Building the Resilient Service : A three pronged Approach

Parashar Borkotoky
5 min readJun 28, 2021

The ability to recover quickly from failures has culturally been an infrastructure concern. Enterprises have traditionally hosted their applications and services in centralized infrastructure like mainframes or vertically scaled databases which made it easier for infrastructure teams and system admins to manage and guarantee to a great extent very high reliability. The need for agility, performance and growing user bases have resulted in enterprises adopting more distributed architectures that have been further propelled by the advent of cloud and microservices.

The growing complexity and number of system components especially services within enterprises has made resilience as much as a software design concern as an infrastructure one. Conversations around resilience has also resulted in cultural shifts with many organizations being more open to the ideas of failing fast, testing in production and rolling out features in very small increments. This has also mandated the need for resiliency offices and resilience stories in sprint backlogs, especially in the context of web services.

If you are Chief Resilience Officer, an Enterprise Architect or a Chief Information Officer, you may have been exposed to the divergent views around Resilience — the executive who views resilience from the lens of priority issues on her dashboard, the software engineer who emphasizes the need for design patterns to make services resilient, the site reliability engineer focused on system health and monitoring and the infrastructure engineer focused on hardware bottlenecks. You may have also realized that building a resilient application or service is not a magic bullet or a few checkboxes to be ticked as part of a list but a 360 degree long term incremental process that need a cultural shift and collaboration across the lifecycle.

A three-pronged Approach

One approach for resilience is to look at it from three perspectives :

Design for Failures

Services should be designed with the assumption that hardware, network, application or service failure can happen anytime and designing for failures helps a service to recover quickly or fail gracefully. This principle brings the onus of resilience to the software developer with the paradigm that good software can work well even with hardware limitations or failures.

Relaxed Temporal Constraints : Many real use cases do not require strict consistency. Embracing eventual consistency helps alleviate the need for a centralized data store and loosen up coupling of services to a single data center or availability zone

Asynchronous Communication : Using asynchronous communication it is possible to make services more responsive. Developers can strive to break every service to its bare capabilities and ask which parts can be done without making the service unresponsive

Parameter Checking : One of the very obvious and perhaps often neglected but simple way to make a service more resilient is go back to the basics and make sure all parameters are well checked before requests are processed.

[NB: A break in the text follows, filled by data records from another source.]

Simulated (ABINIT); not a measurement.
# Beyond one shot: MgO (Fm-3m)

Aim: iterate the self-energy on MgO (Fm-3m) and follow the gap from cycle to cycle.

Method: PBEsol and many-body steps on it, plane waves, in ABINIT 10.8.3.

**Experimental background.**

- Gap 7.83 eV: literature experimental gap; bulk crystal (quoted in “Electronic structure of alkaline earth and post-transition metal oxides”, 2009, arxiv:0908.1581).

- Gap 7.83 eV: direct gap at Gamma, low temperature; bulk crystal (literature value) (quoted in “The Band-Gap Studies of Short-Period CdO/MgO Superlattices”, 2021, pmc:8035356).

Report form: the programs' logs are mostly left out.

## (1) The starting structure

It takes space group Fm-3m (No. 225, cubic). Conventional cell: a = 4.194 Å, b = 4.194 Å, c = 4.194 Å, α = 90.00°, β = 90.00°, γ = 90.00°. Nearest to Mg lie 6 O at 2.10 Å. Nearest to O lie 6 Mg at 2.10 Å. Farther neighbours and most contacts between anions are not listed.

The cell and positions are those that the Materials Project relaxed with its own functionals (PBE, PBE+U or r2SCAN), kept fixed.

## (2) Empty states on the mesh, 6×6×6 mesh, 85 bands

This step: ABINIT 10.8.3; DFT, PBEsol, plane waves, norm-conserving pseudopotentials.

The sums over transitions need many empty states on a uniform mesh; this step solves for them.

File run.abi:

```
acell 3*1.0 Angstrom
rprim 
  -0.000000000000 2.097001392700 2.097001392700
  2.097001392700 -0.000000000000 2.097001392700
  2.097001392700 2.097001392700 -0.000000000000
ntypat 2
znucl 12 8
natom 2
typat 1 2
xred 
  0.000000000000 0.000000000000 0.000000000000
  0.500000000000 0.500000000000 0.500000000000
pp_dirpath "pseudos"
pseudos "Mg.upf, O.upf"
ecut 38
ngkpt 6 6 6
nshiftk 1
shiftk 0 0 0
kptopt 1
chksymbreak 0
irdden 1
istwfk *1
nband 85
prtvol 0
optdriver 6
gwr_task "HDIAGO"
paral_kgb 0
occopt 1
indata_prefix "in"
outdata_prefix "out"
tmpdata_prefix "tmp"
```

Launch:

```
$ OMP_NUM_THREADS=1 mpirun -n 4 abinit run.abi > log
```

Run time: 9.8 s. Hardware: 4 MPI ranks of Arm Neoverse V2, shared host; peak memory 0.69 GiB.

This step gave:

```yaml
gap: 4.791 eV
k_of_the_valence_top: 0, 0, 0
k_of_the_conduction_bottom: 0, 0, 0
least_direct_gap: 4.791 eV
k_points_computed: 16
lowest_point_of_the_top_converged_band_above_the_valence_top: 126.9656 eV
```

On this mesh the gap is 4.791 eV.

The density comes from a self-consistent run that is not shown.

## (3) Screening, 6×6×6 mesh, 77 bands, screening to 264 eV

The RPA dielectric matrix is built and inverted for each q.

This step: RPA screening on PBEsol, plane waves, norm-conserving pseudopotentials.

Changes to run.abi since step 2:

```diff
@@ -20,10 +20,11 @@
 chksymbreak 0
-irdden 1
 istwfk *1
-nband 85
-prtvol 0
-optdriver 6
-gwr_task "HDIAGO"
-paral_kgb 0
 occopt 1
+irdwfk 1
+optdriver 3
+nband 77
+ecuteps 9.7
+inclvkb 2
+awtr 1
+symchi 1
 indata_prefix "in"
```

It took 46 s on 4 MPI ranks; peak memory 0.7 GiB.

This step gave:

Recoverability : How does a service recover from failures ? Design your service to be able to retry, fallback and rollback from failures to help recover to the best acceptable state as soon as possible. Along with a service recovering from its own failures, it is also important to design it be idempotent so that repeated requests with the same inputs provide a consistent response. Limiting the affect of failures is also as important and design patterns like the the circuit breaker, timeout or bulkheads can help mitigate cascading and catastrophic failures.

Build for Agility

A significant portion of outages happen in an organization during planned events like feature releases or software upgrades. These events need not be go-no decisions with high risks. A culture of agility using build processes and frameworks can make software deployments almost a non-event and greatly reduce the chance of failures. This often requires embracing concepts like incremental rollouts and testing in production

Feature Flags : Big-bang releases are recipes for failures and one great way of increasing deployment frequency while lowering risks is by use of feature flags which can help turn on or off features dynamically during run time

Rollout Strategy : It is important to distinguish and decouple deployment from rollouts. Deployments can be a continuous process with the ability of deploying software multiple times a day while rollouts should be driven by product of feature roadmaps. It is also important to rollout incrementally to reduce risk. It is incumbent on engineering teams to look at various rollout strategies including shadowing — the ability to take traffic in production and testing for resilience, piloting — the ability to rollout to a low risk set of users like employees, sampling — the ability to rollout to a small set of users incrementally by demography, location or other parameters using techniques including canary rollouts and blue green deployment strategies.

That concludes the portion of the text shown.